Hackers accessed 36 high-profile Twitter accounts

In the latest cryptocurrency scam, hackers accessed direct messages for 36 Twitter accounts, including high-profile ones belonging to Uber, Bill Gates, Joe Biden and Barack Obama.

They were also able to download account data from eight accounts via ‘Your Twitter Data’.

According to Twitter, there are no signs that the private information of elected officials was compromised, and the same can be said for the vast majority of people who were targeted.

The company believes that the attack that took place last week was a coordinated social engineering campaign involving multiple employees.

The attackers were able to see phone numbers and email addresses not stored in plain text.

Investigators are trying to determine whether they were able to view additional information belonging to the account holders they targeted.

There is a great deal of speculation regarding who is behind the attacks, with some suspecting a coordinated nation-state attack.

Allison Nixon, chief research officer at Unit 221B, is highly confident that OGUsers, a fraud community, is to blame.

She claims to have been tracking the group for years.

Observing a pattern in which one-letter accounts were targeted, she immediately suspected that the group was up to something.

She said that in the early stages, they were taking over “cool names” belonging to the gaming community.

In 2016, the group migrated to crypto wallets and then to compromising celebrity Twitter accounts.

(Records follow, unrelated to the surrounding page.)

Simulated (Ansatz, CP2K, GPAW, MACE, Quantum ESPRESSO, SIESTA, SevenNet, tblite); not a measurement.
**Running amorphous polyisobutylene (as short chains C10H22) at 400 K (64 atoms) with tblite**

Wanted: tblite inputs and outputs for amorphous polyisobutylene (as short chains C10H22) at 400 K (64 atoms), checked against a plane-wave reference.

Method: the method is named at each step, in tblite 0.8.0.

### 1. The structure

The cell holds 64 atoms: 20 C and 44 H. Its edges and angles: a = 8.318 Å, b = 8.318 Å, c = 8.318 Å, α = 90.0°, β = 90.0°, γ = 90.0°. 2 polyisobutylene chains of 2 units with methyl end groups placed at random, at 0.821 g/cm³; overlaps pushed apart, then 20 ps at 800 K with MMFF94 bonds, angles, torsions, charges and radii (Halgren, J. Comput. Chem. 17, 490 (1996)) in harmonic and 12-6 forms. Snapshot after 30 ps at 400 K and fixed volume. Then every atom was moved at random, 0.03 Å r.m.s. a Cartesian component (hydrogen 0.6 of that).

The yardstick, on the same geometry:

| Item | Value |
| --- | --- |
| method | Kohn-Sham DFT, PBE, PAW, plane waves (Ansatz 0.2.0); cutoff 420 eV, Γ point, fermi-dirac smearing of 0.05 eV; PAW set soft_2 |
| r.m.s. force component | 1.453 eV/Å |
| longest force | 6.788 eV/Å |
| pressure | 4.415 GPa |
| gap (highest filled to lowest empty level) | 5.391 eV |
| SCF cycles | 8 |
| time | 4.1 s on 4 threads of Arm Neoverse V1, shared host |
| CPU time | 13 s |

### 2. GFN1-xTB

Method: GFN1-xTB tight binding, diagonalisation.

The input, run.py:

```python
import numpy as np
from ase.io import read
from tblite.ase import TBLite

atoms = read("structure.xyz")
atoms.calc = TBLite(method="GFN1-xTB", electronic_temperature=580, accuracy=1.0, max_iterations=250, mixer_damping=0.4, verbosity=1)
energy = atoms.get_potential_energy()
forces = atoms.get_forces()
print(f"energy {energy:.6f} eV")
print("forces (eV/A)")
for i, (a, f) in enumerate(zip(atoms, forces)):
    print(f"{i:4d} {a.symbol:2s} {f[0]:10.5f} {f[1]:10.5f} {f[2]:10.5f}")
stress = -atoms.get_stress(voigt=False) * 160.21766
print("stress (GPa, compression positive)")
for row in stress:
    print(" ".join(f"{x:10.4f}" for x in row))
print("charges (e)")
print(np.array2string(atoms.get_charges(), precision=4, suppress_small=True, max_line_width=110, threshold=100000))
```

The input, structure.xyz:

OGUsers is known for using insider recruitment methods that include spamming customer service representatives, calling employees for information-soliciting purposes, and even going as far as to socialise with them at real-life parties to lure them into their schemes.

When warnings started appearing in the OGUsers community about not selling one-letter accounts, she realised that she was onto something.

Ilia Kolochenko, CEO and founder at ImmuniWeb, believes that, given the number of accounts compromised, attributing the group’s success to mere social engineering is questionable.